By the Supreme Court in 2003 in State v. Velky when it noted " the tribe currently has two rival factions."
By the Appellate Court in 2012 in Schaghticoke Tribal Nation v. Rost as " ongoing and hotly contested."
264 Conn. 829, 831, 826 A.2d 1102 (2003).
263 Conn. 602, 606, 821 A.2d 752 (2003).
138 Conn.App. 204, 217, 50 A.3d 411.
The state particularly relies on Schaghticoke Tribal Nation v. Rost where the plaintiff was joined by its alleged rival the Schaghticoke Indian Tribe. The Appellate Court said " the plaintiffs who initiated this action before the Superior Court collectively represent the Schaghticoke Indians." The state says that, when the Appellate Court held that the two alleged factions " collectively represent" the Schaghticoke Indians, that by logical implication it held that the Schaghticoke Tribal Nation cannot represent the Schaghticoke Indians on its own.
Id. at 213.
But that implication is wrong. It is like concluding that the court has picked a winner in this lawsuit because it can safely say that the winner was in court when this motion was argued. Since one of the two sides has to win, it's undoubtedly true, but it means nothing about the status of either of the parties. All that the court's conclusion meant in Rost was that the Appellate Court didn't have to decide what either group could do on its own. With the only two factions in front of it, it was safe to conclude that the two of them were bound collectively to include a legitimate representative. It was a way of avoiding the question, not a way of saying the Schaghticoke Tribal Nation was an illegitimate individual representative.

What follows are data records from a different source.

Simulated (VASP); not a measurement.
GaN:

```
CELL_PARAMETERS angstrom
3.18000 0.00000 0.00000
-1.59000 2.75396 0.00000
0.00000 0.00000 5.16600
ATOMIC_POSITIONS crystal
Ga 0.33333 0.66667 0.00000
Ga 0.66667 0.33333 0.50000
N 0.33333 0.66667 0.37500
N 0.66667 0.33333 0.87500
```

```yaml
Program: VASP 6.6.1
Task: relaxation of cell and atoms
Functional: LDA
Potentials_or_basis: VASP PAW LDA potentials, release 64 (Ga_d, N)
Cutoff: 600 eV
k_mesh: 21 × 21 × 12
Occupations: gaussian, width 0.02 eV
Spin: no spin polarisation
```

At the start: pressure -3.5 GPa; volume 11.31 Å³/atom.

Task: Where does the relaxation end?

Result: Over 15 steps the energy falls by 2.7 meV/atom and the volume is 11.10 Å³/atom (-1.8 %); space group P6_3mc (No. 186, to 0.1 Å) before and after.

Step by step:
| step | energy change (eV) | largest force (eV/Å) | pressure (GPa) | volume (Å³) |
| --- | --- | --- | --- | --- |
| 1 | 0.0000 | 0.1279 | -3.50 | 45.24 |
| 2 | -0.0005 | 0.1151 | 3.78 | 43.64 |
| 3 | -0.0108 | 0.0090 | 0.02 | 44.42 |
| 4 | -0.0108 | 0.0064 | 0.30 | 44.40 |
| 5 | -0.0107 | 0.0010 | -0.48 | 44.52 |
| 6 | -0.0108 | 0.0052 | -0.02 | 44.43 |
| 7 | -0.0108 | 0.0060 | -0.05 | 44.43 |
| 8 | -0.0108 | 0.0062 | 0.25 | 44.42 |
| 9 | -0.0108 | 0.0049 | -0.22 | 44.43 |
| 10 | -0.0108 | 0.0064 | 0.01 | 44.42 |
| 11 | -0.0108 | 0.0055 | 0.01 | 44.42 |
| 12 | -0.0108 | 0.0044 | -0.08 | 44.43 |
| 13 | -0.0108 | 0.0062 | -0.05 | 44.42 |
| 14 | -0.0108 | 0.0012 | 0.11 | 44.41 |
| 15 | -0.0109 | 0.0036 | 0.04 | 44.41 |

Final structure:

In any case, the state doesn't claim the Schaghticoke Tribal Nation isn't a group of Schaghticoke Indians. Indeed, it relies on the cases that call this group a faction of Schaghticoke Indians. It doesn't contest that Richard Velky, the man the Schaghticoke Tribal Nation calls its chief, has been allowed to sit on the state board of Indian affairs as the Schaghticoke representative. So why can't this court like the Rost court carefully avoid opining on any claim of dispute by concluding that--tribe or not--the Schaghticoke Tribal Nation is at least an association of Schaghticoke Indians who have a right to bring this suit?
As the Supreme Court held in 2014 in Kortner v. Martise, a party has a right to sue so long as it has " in an individual or representative capacity, some real interest in the cause of action . . ." That is to say it must have: " a colorable claim of direct injury . . . in an individual or representative capacity."
Id.
A party like the Schaghticoke Tribal Nation can bring suit in a representative capacity, so long as it meets the rules that determine whether an association may sue. In 1986 in Connecticut Assn. of Health Care Facilities, Inc. v. Worrell, the Court held that an organization or association can have standing to sue on behalf of its members if it meets three tests:
(a) its members would otherwise have standing to sue in their own right; (b) the interests it seeks to protect are germane to the organization's purpose; and (c) neither the claim asserted nor the relief requested requires the participation of individual members in the lawsuit.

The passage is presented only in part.